House of the dragon targaryen civil war

Enough information has leaked about the famously terrible unaired pilot of Game of Thrones to establish that the characterizations were the primary reason the episode was scrapped. It was not made clear that Cersei and Jamie were brother and sister, making the shocking ending where Jamie throws Bran out the window confusing rather than gasp-inducing. Additionally, both Dany and Catelyn Stark were recast with Emilia Clarke and Michelle Fairley, respectively, and the women were rewritten to inspire more empathy for them. Particularly, Dany’s rape in the aired pilot was added to clarify her motivations. While detractors of this idea point out that the scene was consensual in the book, the choice certainly creates the kind of immediate compassion that could carry less fantasy-loving members of the audience through her story. 

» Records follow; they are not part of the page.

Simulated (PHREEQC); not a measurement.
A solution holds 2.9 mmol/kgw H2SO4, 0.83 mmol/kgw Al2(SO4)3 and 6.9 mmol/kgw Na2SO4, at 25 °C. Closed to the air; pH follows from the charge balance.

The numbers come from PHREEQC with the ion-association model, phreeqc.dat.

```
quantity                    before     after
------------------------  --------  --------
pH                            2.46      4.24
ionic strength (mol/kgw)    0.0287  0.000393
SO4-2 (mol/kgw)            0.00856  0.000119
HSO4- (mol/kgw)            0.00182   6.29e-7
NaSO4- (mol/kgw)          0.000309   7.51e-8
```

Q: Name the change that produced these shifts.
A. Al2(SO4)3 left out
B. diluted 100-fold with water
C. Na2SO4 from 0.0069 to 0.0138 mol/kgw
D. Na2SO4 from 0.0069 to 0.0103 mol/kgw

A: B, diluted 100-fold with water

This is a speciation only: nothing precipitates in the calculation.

Anyone tuning in to House of the Dragon is prepared for Martin’s style of fantasy. Instead of leaning into its relationship to its predecessor, the prequel needs to stay away from the self-referential tendencies that hurt Game of Thrones season 8 and carve out a new identity for itself.  Characters such as Daemon Targaryan (Matt Smith) and King Viserys (Paddy Considine) already feel larger than life due to their historical context within the larger Game of Thrones canon. What the prequel needs to focus on is bringing further depth to its world and making it clear that it has something new and compelling to say about Westeros.